August 15, 2011

Expert System Scalability and the Semantic Web

In the late 80s, we saw the fall of AI and Expert Systems as a "hot" technology -- the "AI winter".  The methodology, in brief: build a representation system (a way of talking about facts about the world) and an inference engine (a way of making logical inferences bet of a set of facts).  Get experts to tell you facts about the world. Grind the inference engine, and get new facts. Voila!

I always felt that the problem with the methodology was the failure of model theory to scale: the more people and time involved in developing the "facts" about the world, the more likely it is that the terminology in the representation system would fuzz -- that different people involved in entering and maintaining the "knowledge base" would disagree about what the terms in the representation system stood for.

The "semantic web" chose to use URIs as the terminology for grounding abstract assertions and creating a model where those assertions were presumed to be about the real world.

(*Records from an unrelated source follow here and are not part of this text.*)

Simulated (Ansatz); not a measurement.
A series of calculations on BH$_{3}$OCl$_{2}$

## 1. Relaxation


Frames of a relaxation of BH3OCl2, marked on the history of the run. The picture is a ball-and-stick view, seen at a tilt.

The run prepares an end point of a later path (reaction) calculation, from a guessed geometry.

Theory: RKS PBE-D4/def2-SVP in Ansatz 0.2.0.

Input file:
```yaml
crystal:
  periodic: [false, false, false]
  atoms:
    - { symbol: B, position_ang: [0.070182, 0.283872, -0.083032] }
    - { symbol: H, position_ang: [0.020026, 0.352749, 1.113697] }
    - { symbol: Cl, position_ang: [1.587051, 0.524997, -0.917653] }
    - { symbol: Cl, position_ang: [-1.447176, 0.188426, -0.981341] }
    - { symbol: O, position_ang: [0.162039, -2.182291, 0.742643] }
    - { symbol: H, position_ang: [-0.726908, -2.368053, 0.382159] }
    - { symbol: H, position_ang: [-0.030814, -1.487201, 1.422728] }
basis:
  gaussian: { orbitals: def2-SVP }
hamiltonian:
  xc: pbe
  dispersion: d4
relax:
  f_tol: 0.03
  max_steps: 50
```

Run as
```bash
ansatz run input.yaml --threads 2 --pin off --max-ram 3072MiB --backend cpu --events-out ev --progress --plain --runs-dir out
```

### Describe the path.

This exacerbates the scalability problem. URIs are intrinsically ambiguous and were not designed to be precise denotation terms. The semantic web terminology of "definition" and "assignment" of URIs reflects a point of view I fundamentally disagree with.  URIs don't "denote". People may use them to denote, but it is a communication act; the fact that I say by "http://larry.masinter.net" I mean *me* does not imbue that URI with any intrinsic semantics.

I've been trying to get at these issues around ambiguity with the "duri" and "tdb" URI schemes, for example, but I think the fundamental perspective still simmers.

3 comments:

  1. The claim "URIs are intrinsically ambiguous and were not designed to be precise denotation terms" is vacuous because this can be said of any string or utterance. Ambiguity and precision are a matter of degree, and engineering approaches exist (such as logic, formal curation protocols, etc) to decrease/increase them. These approaches are not sensitive to the syntax of the string (URI vs. non-URI). You're trying to talk about problems of method and scaling, then you attempt to implicate URIs, without giving any evidence or explaining what is special about URIs that would make them different from any other syntax.

    I think you have a particular opinion about appropriate use of URIs that isn't captured in RFC 3986. It would be interesting to hear you articulate your view on URIs - what led you to say the things you did in this post, which otherwise is sort of uninformative.

    By the way the term "definition" is not in general use in semantic web contexts; it's one I introduced into a TAG document, with a particular meaning, for want of a better term. The "semantic web" cannot be held responsible for it. Also I recommend you review what "model theory" is; I don't think it's what you think it is.

    ReplyDelete
  2. A formal knowledge representation system shouldn't have terms as ambiguous as "strings" (without a clearer namespace) and "utterances". Some might have hoped that using URIs would give more precision, and my point is that it doesn't.

    "failure of model theory to scale" wasn't what I meant (a thinko if not a typo). "Failure of the resulting systems system to scale." would be closer to what I meant.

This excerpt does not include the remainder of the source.